The National Assessment Governing Board released the results of a study comparing the performance of U.S. states to nations that participated in the 2011 TIMSS.

Students in most U.S. states were above the international average but the nations known for their test-taking culture dominated the results. That is, the top performing nations were Singapore, Korea, Chinese Taipei, and Japan.

The usual hand-wringers were wringing their hands about how awful we were, how terribly we compare to those at the top.

The reporters from the New York Times and the Washington Post tried to reach me but I was at an all-day event in Vermont-New Hampshire and did not see their messages.

If I had responded, I would have said this: International test scores do not predict the economic future. Once a nation is above a basic threshold of literacy, the numbers reflect how good that nation is at test-taking. They are meaningless as economic predictors.

In 1964, when the first international test was offered in two grades to 12 nations, we came in last and next to last in the two grades but went on to have a stronger economy in the next half century than the other 11 nations that were tested.

In 1983, a federal report called "A Nation at Risk" warned that our international test scores were a symbol of a "rising tide of mediocrity" and that we were losing our major industries to Japan and Germany because of our terrible schools. As it happened, we lost our automobile industry to Japan not because of our schools or test scores but because of our short-sighted auto executives, who did not anticipate the demand for fuel-efficient cars.

Meanwhile, despite those test scores, our country continued to grow its economy, to be the most militarily powerful and technologically innovative nation in the world, and Japan went into a prolonged period of economic stagnation.

In the latest round of international test scores, Japan outscored us. So what? Singapore, Korea, and the other Asian tigers have cultures that put incredible pressure on young people to get high test scores.

The Washington Post had a sensible comment by someone who studies labor markets:

Hal Salzman, a professor of public policy at Rutgers University, said hand-wringing over international tests is misguided.

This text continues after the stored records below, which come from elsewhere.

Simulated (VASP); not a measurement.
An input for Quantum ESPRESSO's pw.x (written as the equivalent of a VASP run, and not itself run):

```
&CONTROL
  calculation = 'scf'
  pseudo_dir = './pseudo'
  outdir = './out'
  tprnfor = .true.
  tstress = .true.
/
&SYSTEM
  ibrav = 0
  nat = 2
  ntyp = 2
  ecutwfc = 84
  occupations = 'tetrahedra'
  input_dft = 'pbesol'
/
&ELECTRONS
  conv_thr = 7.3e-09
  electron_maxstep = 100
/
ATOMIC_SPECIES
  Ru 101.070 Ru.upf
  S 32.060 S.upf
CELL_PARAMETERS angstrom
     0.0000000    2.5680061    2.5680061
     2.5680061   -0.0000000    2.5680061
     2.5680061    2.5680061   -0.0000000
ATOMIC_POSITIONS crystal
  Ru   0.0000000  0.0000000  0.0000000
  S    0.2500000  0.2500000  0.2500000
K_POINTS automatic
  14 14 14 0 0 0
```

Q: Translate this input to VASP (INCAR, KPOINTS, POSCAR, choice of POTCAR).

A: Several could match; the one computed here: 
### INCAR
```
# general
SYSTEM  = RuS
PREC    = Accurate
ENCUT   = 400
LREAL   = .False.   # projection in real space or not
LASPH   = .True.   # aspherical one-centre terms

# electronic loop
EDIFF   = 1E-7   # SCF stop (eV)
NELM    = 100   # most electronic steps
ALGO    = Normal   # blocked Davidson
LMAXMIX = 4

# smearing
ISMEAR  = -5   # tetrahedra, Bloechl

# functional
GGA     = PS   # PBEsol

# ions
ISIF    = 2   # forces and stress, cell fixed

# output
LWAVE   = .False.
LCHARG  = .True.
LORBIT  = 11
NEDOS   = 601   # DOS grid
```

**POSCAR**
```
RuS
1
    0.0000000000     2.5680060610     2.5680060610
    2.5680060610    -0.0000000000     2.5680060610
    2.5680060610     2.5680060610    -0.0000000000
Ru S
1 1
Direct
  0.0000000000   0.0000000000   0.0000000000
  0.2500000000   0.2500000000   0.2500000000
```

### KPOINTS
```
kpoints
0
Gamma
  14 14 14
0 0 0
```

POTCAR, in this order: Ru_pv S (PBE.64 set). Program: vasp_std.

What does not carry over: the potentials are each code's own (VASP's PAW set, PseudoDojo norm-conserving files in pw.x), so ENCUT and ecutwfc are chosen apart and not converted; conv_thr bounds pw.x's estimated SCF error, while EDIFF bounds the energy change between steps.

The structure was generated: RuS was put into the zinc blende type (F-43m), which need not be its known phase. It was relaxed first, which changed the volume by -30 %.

"What's really peculiar about the whole test-score hysteria is that they use it as a proxy for the U.S. 'competitiveness and innovation' as though we don't have actual measurements," said Salzman, an expert in science and engineering labor markets and the globalization of innovation. "The country continues to lead on innovation, economic performance and all the results that these things are supposed to indicate."

There are more than enough strong math and science students in U.S. classrooms to fill future jobs in this country, he said.

"It doesn't mean we don't want to improve education," Salzman said. "But the fear that's driving it is unfounded. The problem we have is not at the top or at the middle. It's at the bottom. That's what gets lost in averages and rankings."

Professor Salzman is right.

The international test scores are poor economic barometers.

What matters most in the decades ahead is the extent to which we cultivate creativity, ingenuity, curiosity, innovation, and thinking differently. These qualities have been the genius of American culture. These traits are not measured by standardized tests.

The students who learn to select the correct box on a multiple-choice question are not the inventors and innovators of the future. They are the clerks of the future.